We leap forward another approximate century to the baroque painter Francisco Zurbaran who was born in 1598 and died in 1664. He is known primarily for his religious paintings depicting monks, nuns, and martyrs, and for his still-lifes. 

Zurbarán gained the nickname Spanish Caravaggio, owing to the forceful, realistic use of chiaroscuro in which he excelled. This painting has incredible attention to detail and great craftsmanship. The skills exemplify the transfer of knowledge and craft throughout the west of Europe again through growing trade and communication. Realism is emphasized as is the use of light and dark shadows. Religious expression for the Spanish was encouraged by the Church as a result of the counter reformation and even a painting with objects as simple as this carried religious signifigance. Spain was in its “Golden Age” and wealth and its display through art continued as a result of the wealth flowing in from the new Spanish colonies 

Neo-classicism 

Neoclassicism refers to the art produced later but inspired by antiquity. The neoclassical painters were attempting to reproduce in their paintings the settings, costumes and any other details of their subject with as great a historical accuracy as they could.  The 18th century is commonly referred to as "The Age of Enlightenment".  This period produced a large number of writers, philosophers, and intellectuals and governments had grown filled with humanists. The sciences continued to be supported and pursued. This had resulted from greater travel and knowledge of the regions in which they travelled. Greater populations, mobility of an educated larger middle and upper class had no doubt resulted in the this interest arising. Both mythology and classical history had been made popular by recent aercheological activties notably in Greece, Egypt, and Rome. Pompeii had been rediscovered in the mid 1700's and and this led to a renewed interest for Roman culture.  Figure 4 is a displays Jacques-Louis David’s “Oath of Horatio” and this work was created in 1784 immediately before the French Revolution. The picture is taken from the writings of an ancient Roman author named Livy and in it one can see the Horati brothers swearing allegiance to Rome on the swords that their father is holding. Laying down ones life for patriotic and nationalistic ideals is being promoted. Apparently both American and French Revolutionaries liked the work since to them it represented self sacrifice and the Roman Republican period and the French Royalty liked it since it also represented loyalty to the nation which they no doubt thought was theirs from their perspective. Notably absent is a religious theme and given that the Roman Catholic  Church had its holdings nationalized during the revolution their influence was clearly not what it once was. The techniques applied in the creation of the work are a culmination of skills transferred and incorporated form the time of the works of Giotto.  “David’s Oath of the Horatii uses the visual techniques of fore-shadowing, chiaroscuro, linear composition, and perspective in order to stress his theme of the public over the personal interest. 

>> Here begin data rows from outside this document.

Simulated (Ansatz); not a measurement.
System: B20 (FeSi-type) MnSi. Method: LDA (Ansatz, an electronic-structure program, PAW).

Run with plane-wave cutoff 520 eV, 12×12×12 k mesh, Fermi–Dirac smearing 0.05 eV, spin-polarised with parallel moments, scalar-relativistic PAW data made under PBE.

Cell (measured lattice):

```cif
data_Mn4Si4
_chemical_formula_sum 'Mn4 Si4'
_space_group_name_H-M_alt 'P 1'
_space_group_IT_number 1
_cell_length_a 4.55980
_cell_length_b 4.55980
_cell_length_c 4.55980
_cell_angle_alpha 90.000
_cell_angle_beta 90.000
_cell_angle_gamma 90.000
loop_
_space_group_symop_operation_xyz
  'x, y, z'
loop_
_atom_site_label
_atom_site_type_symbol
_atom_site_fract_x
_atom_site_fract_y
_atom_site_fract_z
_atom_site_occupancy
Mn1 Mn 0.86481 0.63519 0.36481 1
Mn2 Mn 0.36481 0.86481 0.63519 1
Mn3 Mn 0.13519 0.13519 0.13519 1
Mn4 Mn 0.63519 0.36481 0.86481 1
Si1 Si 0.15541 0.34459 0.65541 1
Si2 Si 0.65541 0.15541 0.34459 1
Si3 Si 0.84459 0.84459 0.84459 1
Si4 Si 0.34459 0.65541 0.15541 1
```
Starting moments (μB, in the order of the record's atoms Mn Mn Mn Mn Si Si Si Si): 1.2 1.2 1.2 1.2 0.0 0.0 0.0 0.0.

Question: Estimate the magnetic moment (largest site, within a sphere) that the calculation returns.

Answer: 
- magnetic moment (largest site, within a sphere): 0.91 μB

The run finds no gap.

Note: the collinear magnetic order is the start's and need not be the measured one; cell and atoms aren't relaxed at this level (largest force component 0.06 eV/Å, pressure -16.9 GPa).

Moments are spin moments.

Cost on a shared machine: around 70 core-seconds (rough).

The time spanned by the four artists is nearly five hundred years from 1304 AD to 1784 AD and reflect the periods from Trecento to Neo-classicism. Growth in populations continued over this interval marred by the Black Plague at the beginning of this interval. Wealth, commerce, and the development of smaller states and city states had continued after the retraction of the Western Roman Empire and other very powerful countries arose to take Rome’s place, many of them integrating both Roman characteristics and their own. Trade and war both contributed to the flow of knowledge as it pertained to the skills of the artists. Religion continued to dominate the creation of artistic works but that influence diminished with time. Each artist was however a product of his time and culture, consequently his work represented the influences of these cultures at the time of the creation of each work. The period of time saw great transitions amongst nations in terms of wealth, influence, and culture and these changes were reflected in the works of art created by the artists who lived and worked within these very societies.